On the eve of the beheading of her court favorite and rumored lover, the Earl of Essex, Queen Elizabeth was entertained with a royal command performance by Shakespeare and his company. Upon this obscure historical fact, one of Canada's most acclaimed playwrights, Timothy Findley, imagines this daring and original drama. Longing for distraction, the Queen visits her stables where the actors are lodged for the night. There she finds the man who plays Shakespeare's leading ladies, and in their passionate confrontation, the actor and his Queen come to shocking revelations about sexuality, identity and love.
Approximate Running Time: 2 hours, 10 minutes (includes intermission)

Elizabeth Rex is presented in the Jentes Family Auditorium.
On the eve of his death, William Shakespeare relives another fateful night, fifteen years earlier, when the Lord Chamberlain's Men were invited to perform for Queen Elizabeth—the night before her beloved Robert Devereux, Earl of Essex, was to be beheaded for treason to the Crown. The Queen sentenced him to death, and only she can pardon him before the morning. With the possibility of rioting in the streets, a curfew is imposed and the acting company must be lodged that night in the royal stables. Desperately needing distraction from the fateful night's events, Elizabeth seeks out the company of Shakespeare and the actors.
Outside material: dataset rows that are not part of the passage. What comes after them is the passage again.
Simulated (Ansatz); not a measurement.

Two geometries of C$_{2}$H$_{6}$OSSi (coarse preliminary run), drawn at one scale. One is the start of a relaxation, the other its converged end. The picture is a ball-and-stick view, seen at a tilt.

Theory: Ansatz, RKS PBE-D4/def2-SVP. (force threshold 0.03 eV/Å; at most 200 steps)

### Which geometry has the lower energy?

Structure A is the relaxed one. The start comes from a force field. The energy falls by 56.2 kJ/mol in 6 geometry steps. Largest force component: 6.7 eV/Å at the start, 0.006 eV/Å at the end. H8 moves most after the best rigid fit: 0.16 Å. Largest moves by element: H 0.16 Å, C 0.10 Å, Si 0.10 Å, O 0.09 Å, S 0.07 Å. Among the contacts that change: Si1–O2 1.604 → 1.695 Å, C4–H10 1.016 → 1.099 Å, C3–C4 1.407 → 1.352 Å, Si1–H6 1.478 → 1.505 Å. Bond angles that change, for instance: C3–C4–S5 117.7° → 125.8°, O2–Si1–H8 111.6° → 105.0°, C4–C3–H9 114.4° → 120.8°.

But it is not Shakespeare who commands her attention as much as does Ned Lowenscroft, the actor she has seen portray Shakespeare's female roles, including that evening, Beatrice in Much Ado About Nothing. His body covered in bruises and sores, Ned is dying of syphilis—giving him a fool's license perhaps as he engages the Queen in verbal combat through the night as she awaits her Robert's execution. The actor is set upon revealing the woman who is buried beneath the role the "Virgin Queen" has played, as she, in turn, demands that Ned discover the strength of a man facing his own death, without script in hand.